Elon Musk Has the World’s Strangest Social Calendar

Mr. Jurvetson hosted a June 2017 party at his Bay Area home that became a small scandal after Vanity Fair characterized it as a “sex party.” (Mr. Musk, who was there, disputed this, calling the party in a statement to Wired Magazine “boring and corporate, with zero sex or nudity anywhere.”) A guest at another party hosted by Mr. Jurvetson — this one with Moby as D.J. — told The Times of having seen Mr. Musk participate in a “cuddle puddle,” a form of typically nonsexual group snuggling that is popular in the Bay Area.
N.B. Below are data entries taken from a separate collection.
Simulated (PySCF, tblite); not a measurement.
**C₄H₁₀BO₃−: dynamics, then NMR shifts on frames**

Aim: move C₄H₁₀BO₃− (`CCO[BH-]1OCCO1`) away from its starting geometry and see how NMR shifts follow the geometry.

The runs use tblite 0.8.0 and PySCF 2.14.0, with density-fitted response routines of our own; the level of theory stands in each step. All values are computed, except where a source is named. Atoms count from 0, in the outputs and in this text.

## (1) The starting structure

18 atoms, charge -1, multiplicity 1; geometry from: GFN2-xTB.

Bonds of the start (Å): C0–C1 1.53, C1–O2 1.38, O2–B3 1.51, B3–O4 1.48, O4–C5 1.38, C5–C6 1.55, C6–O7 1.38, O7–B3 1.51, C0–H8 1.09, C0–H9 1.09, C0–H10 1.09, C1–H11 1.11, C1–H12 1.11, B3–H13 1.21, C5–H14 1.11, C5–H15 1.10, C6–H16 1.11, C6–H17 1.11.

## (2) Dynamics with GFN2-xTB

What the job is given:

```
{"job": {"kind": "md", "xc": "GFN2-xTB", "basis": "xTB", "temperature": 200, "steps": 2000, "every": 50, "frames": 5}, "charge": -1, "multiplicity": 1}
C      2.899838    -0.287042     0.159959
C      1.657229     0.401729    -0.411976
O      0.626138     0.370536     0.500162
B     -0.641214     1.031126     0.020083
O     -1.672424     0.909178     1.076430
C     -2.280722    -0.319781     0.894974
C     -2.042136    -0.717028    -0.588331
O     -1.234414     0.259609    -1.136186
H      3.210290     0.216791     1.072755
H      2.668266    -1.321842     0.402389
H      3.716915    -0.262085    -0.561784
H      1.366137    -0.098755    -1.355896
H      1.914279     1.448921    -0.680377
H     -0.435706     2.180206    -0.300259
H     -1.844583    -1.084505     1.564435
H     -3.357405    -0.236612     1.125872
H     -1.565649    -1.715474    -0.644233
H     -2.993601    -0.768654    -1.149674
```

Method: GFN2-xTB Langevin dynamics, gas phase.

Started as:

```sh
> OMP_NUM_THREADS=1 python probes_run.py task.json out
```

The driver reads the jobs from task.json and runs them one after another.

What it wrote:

Mr. Musk, too, has thrown a series of lavish birthday celebrations, including one in a castle in England and one aboard the Orient Express, a luxury train. He has also hosted theme parties that at least once included live jousting on horseback. At a Japanese-themed party he threw in Tarrytown, N.Y., Mr. Musk injured his back while grappling with the sumo wrestling world champion.

Sometimes these celebrations last an entire weekend, as did a recent 40th birthday party for Mr. Jurvetson’s wife at the couple’s estate in Half Moon Bay, Calif. The public got a glimpse of the party when Mr. Musk sent The New York Post a selfie with Mr. Brin in the background, as a counter to The Journal’s report that Mr. Musk’s reported affair with Mr. Brin’s wife had ended the men’s friendship.

(Mr. Brin did not respond to several requests for comment.)

Born in 1971 in South Africa, Mr. Musk moved to Canada for college before transferring to the University of Pennsylvania, graduating in 1995. In college, Mr. Musk and Adeo Ressi, a longtime friend who is now chief executive of VC Lab, which trains aspiring venture capitalists, ran a makeshift nightclub out of their house. Mr. Ressi has described occasionally stepping out of the parties to find Mr. Musk upstairs playing a video game alone. (Mr. Musk made reference to having Asperger’s syndrome when he hosted “Saturday Night Live” in 2021.)

Mr. Musk made his first fortune in 1999 when he sold his company, Zip2, a software start-up that created online city guides, to Compaq for $22 million. The same year, he started X.com, a payments company that would eventually turn into PayPal.

In 2002, the sale of PayPal vaulted Mr. Musk’s worth past $100 million; the same year, he founded SpaceX in the Los Angeles suburbs. There, Hollywood — and its nightlife — found him. They wanted Mr. Musk to play a part, that of the Silicon Valley prodigy trying to save the world.